How Forgely converts your text to spoken audio, what controls you have, and what special markup options exist.
How does the Forgely text to speech tool work?
Forgely's text to speech tool uses the browser's built-in Web Speech API to convert typed text into spoken audio directly on your device. For Pro voice styles and higher-quality synthesis, it connects to Forgely's cloud TTS service. No audio files are generated on our servers for the free plan — playback happens entirely in your browser.
What do the speed, pitch, and volume controls do?
Three sliders let you independently adjust playback speed (0.5x to 2x), pitch (lower or higher tone), and volume (0 to 100%). These controls apply in real time, so you can fine-tune the output to match how you prefer to listen. Slowing the rate is especially useful for language learners or anyone following along with a transcript.
What are *emphasis* tags and how do I use them?
Wrapping a word in *asterisks* — for example *important* — signals the TTS engine to speak that word with added stress or emphasis. This mimics how a human speaker would naturally stress a key word in a sentence. Not every browser voice responds identically, but Chrome and Edge voices handle it best.
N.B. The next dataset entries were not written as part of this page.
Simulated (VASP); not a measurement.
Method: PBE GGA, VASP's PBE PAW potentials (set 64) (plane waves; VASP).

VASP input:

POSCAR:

What are [pause] controls?
Inserting [pause] anywhere in your text adds a brief, natural pause at that point during playback. This is useful for mimicking the rhythm of speech, adding dramatic effect, or making long passages easier to follow. You can insert multiple [pause] markers in a single block of text.
What is live word highlighting?
Live word highlighting illuminates each word in the text panel as it is being spoken in real time. This helps you follow along, catch errors in your writing, or use the tool as a reading aid. It is powered by the browser's SpeechSynthesisUtterance boundary events and works automatically when you press Play.